Teachers Are Frustrated

Practically every week I read an article in the newspaper about holding teachers accountable for student progress. I can't help but wonder when administrators, parents and the students themselves are going to be held accountable.

Last year I was a sixth-grade teacher in a Northern Virginia public school system. At the end of the school year, there were two students in my language arts and math class who had failed both subjects. Neither one of these students deserved to be passed on to the seventh grade, but guess where they are this school year.

At the end of the school year, I wrote a commentary to the promotion/retention committee about why I felt these students should be retained without an option of passing by attending summer school.

During the course of the year, both of these students had been brought up before a child study committee composed of guidance counselors, administrators, teachers and parents. As a result of this, the teachers then took on the added responsibility of checking to see if the students had written their assignments in their agendas and of notifying parents when assignments were not completed. The parents were well aware of the fact that these children were choosing not to complete their class or homework. In fact, one of these students had not turned in a single assignment during the last grading period.

Retention is certainly not the ultimate solution in every case, but in the case where students simply refuse to do the work, they should not have the privilege of being promoted without the basic skills they will need to be successful at the next grade level. What lesson have we taught these children by promoting them, and why are we setting them up for failure in the future? What is going to happen to them when they fail the eighth grade SOL tests? Which teachers' jobs will then be in jeopardy? What lesson have the other children learned who knew that these two students did not deserve to pass?

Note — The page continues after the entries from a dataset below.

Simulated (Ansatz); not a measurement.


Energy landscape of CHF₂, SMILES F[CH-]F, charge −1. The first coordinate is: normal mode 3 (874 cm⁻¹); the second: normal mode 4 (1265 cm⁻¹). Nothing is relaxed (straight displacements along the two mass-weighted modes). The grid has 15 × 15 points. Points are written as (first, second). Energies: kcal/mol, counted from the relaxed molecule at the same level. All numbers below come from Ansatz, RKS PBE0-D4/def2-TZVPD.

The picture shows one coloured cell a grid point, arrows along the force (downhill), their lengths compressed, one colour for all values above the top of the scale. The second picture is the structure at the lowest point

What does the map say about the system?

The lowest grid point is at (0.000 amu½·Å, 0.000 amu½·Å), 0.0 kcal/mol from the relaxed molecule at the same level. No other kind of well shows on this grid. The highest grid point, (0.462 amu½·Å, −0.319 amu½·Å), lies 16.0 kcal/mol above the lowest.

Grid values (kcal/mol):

Accountability for student performance is a shared responsibility. Without a conscientious student, an involved parent and a supportive administration, the classroom teacher should not be held responsible for student achievement. With the continued demand for more and more responsibility and accountability on the part of the teacher, it should come as no surprise that teachers are leaving the profession. After sixteen years in the classroom, I decided that I had finally had enough of undisciplined and unresponsive students, indifferent parents, poor administrators, long nights and weekends of paper grading and lesson planning, and a paltry salary. Is it any wonder that teachers are in short supply?